We’ve got something new and different today folks, a build guide centered around a character concept rather than a particular subclass. Oversized Weapons are typically hard to use, both literally imposing Disadvantage and figuratively not having access to them in game for various reasons. In this article we break down some of the math related to using larger weapons and then provide an example build using a Rune Knight Fighter and Genie Warlock multiclass for getting good use out of these weapons.
This is newer territory for us so if you’d like to see more conceptual and multiclassed builds outside of the Subclass Handbooks, let us know. Your feedback always helps us in improving the content that we create.
That was a really fun read. I’d definitely be keen to see more articles like this!
Seems great, love the idea of seeing more posts like this. Keep it up!
I really enjoyed this read, especially the math breakdowns. I do wonder though if a dm wouldn’t just say that having 2 disadvantages and 1 advantage is still a disadvantage, coming RAI instead of RAW.
Overall though, I’d love to see more articles like this one, you’ve got a great site here and always check out your opinions to help sort through my ideas when making a new character.
Keep up the good work!
WotC has been really explicit that multiple instances of Advantage/Disadvantage negating each other was intentional. It can lead to some edge cases like this where you just say “Well, I can’t do any worse”, but the designers opted for simplicity in the vast majority of cases over protection from very occasional edge cases.
There will almost certainly be more articles like this, so I’m glad to hear that you’re enjoying them! We have another subclass coming in the next few days which has a similar math breakdown in the example build.
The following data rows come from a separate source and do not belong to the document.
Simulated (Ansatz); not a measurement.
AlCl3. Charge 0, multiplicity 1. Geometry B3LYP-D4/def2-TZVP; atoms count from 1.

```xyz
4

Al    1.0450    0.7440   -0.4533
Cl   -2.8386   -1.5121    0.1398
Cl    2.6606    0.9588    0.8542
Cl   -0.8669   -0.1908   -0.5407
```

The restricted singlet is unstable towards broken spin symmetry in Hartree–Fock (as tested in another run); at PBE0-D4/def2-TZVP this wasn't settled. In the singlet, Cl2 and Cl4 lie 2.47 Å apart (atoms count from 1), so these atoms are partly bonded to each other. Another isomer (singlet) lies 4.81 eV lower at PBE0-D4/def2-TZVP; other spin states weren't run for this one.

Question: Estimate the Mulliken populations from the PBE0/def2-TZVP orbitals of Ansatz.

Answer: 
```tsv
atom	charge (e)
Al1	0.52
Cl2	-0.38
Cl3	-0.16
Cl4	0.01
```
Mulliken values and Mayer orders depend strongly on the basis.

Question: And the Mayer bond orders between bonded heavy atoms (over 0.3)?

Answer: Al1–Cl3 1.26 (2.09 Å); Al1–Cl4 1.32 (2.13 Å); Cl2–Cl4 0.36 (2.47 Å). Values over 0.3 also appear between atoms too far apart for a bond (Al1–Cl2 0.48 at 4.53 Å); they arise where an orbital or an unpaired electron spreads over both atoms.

I missed somewhere in the disclaimer that this concept doesn’t follow written game mechanics. Oversized weapons are something for monsters and not intended or available for players unless it’s homebrew. Enlarge & Rune Knight already have damage increases baked in to simulate the weapon growing in size or however one might want to RP the mechanic. I’ve already seen two players bring up this idea, but I’m disappointed RPGBot put this article out as it’s otherwise a great source for people to use a guide when building characters. This is the kind of stuff I remember having to shoot down when a player brought something they found off of d&d wiki not realizing they were in the homebrew section of the site.
We had a lengthy debate about the rules here within the team. Where we landed was that this was allowed by a strict RAW reading of the rules, but WotC likely doesn’t realize that the rule is in the text.
Enlarge/Reduce has a specific effect for what happens when it increases the size of a weapon, which overrides the default rule for how weapons of increased size work (specific beats general). Rune Knight similarly has a feature which we believe was intended to provide a damage boost in place of the typical effects for oversized weapons, but the wording of the feature doesn’t make that especially clear.
Regardless, the capability is neat but honestly not very good. You have to go to great lengths for very slightly better damage output. There’s also the obvious question of where you put these incredibly large weapons. A large hand crossbow is plausible to some degree, but anything else gets silly immediately. A bag of holding only has a 2-foot diameter opening, so even that isn’t a solution because the vast majority of large or larger weapons simply won’t fit into the bag. The DM is well within their rights to ask “okay, where do you put your surfboard-sized weapon?”.
I specifically put the math in to show that it’s not that good unless you really build for it, and then it becomes okay but not amazing. The article is not from the direction that big chonky weapons are optimal gameplay, but that big chonky weapons are fun and this is an optimal way to use this option.
But more importantly, this is how these weapons work RAW, so it would be homebrew for weapons to not work this way. If you don’t want your players to have large weapons, don’t put large weapons in your world for the players to find.